Case No. IPC-E-08-04, Order No. 30521
Idaho Power seeks expansion of energy efficiency programs
The Idaho Public Utilities Commission is taking comments through mid-May on two proposed rate adjustments by Idaho Power Co., both dealing with the company’s energy conservation and efficiency programs. One adjustment slightly increases residential rates and one slightly decreases them.
To encourage utility investment in energy conservation, the commission last year authorized a three-year pilot program called the Fixed Cost Adjustment (FCA). The annual rate adjustment is designed to remove the financial disincentive that occurs when conservation programs cause Idaho Power sales to decline.
If, because of reduced electrical use, Idaho Power under-collects its fixed cost per customer of doing business, the company can collect the difference through a surcharge. If Idaho Power over-collects its authorized fixed costs, customers are refunded through a credit.
During 2007, the company claims it over-collected about $3.5 million from residential customers and under-collected $1.2 million from small-commercial customers. Thus, the company is proposing a 1.17 percent monthly rate credit beginning June 1 for residential customers and a 3 percent monthly surcharge for small-commercial customers. Recovery of the full amount from small-commercial customers would require a 7.3 percent surcharge, but part of the FCA pilot program is a 3 percent cap on any increase.
In a separate case, the commission is taking comment on an Idaho Power proposal to increase the surcharge it collects to fund demand response and energy efficiency programs from 1.5 percent of base revenue to 2.5 percent.

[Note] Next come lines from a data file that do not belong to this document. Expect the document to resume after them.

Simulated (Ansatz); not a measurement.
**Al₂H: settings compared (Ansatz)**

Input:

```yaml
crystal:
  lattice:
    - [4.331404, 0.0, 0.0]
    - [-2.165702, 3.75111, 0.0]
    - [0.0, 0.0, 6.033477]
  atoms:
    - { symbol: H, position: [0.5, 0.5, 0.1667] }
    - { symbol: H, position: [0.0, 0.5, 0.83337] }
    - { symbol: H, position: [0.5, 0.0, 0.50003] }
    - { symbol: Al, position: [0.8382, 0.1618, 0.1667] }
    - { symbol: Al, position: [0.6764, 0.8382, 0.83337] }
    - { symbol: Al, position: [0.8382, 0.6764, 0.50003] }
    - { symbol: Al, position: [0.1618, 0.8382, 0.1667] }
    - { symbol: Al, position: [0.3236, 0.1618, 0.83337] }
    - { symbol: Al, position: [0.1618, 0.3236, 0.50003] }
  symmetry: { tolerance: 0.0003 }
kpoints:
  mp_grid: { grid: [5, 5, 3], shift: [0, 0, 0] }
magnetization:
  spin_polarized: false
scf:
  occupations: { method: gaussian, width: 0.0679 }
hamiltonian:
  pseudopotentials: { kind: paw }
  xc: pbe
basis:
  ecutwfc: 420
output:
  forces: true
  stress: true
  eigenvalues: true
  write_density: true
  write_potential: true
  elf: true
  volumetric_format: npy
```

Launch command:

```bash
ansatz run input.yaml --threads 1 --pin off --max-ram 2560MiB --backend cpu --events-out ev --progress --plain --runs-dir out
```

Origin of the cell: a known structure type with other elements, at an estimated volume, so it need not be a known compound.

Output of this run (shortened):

Demand response programs are designed to reduce the actual megawatts the company needs at specific times of the day and year when electricity is in short supply and at high cost. Through the use of load control devices installed on customer meters, Idaho Power can reduce the amount of power it needs during peak periods when electricity is most expensive. Idaho Power claims it was able to shave 57 megawatts of off peak demand during 2007. One megawatt is enough to power about 700 average-sized homes during the non-summer months and 350 average-sized homes during summer.
In addition to demand-response programs, the surcharge also funds energy efficiency programs that reduce megawatt-hours consumed. Energy efficiency programs can include cash incentives, information and services that aid in the construction of energy-efficient buildings and the installation of energy-efficient appliances. During 2007, Idaho Power claims it was able to reduce consumption by 91,145 megawatt-hours as a result of its energy efficiency programs.
Idaho Power seeks to increase its annual investment in demand response and energy efficiency programs with a 1 percent increase in the rider for all customer classes. If approved, that increase would allow the company to collect $16 million annually for these programs instead of the current $9 million. A commission decision approving the rider increase allows the company to pursue expanded energy conservation as an alternative to acquiring often more expensive additional resources. A factor for the commission in determining whether to approve the rider increase is if it finds that customers benefit because the company saves more in energy costs than it spends on the programs.
Idaho Power’s application also seeks to remove rate caps the commission placed on residential and irrigation programs when it initially approved the surcharge in 2002. The current 1.5 percent rider is capped at $1.75 per month for residential customers and at $50 per meter per month for irrigation customers.
According to the company’s figures, the net result of both the Fixed Cost Adjustment and the energy efficiency rider increase is an average 1.3 percent increase for residential customers, or about 78 cents during the non-summer months and $1.01 during June, July and August.
For small-commercial customers, the average increase is 5.3 percent; for large-commercial, 2.4 percent; for irrigation, 2.7 percent and for industrial, 2.4 percent.
This proposal does not include the company’s requested 1.4 percent increase to pay for a natural gas plant in Mountain Home scheduled to be operating by June 1. Nor does it include the company’s annual Power Cost Adjustment (PCA) expected to be filed by mid-April. The PCA recovers the company’s power supply expenses not already included in base rates. The size of the surcharge or credit depends on snowpack levels and wholesale market conditions.
Comments on the Fixed Cost Adjustment proposal are due May 9 and comments on the Energy Efficiency Rider are due May 15. Comments are accepted via e-mail by accessing the commission’s homepage at www.puc.idaho.gov and clicking on "Comments & Questions." Fill in the case number (IPC-E-08-04 for the Fixed Cost Adjustment and IPC-E-08-03 for the Energy Efficiency Rider) and enter your comments. Comments can also be mailed to P.O. Box 83720, Boise, ID 83720-0074 or faxed to (208) 334-3762.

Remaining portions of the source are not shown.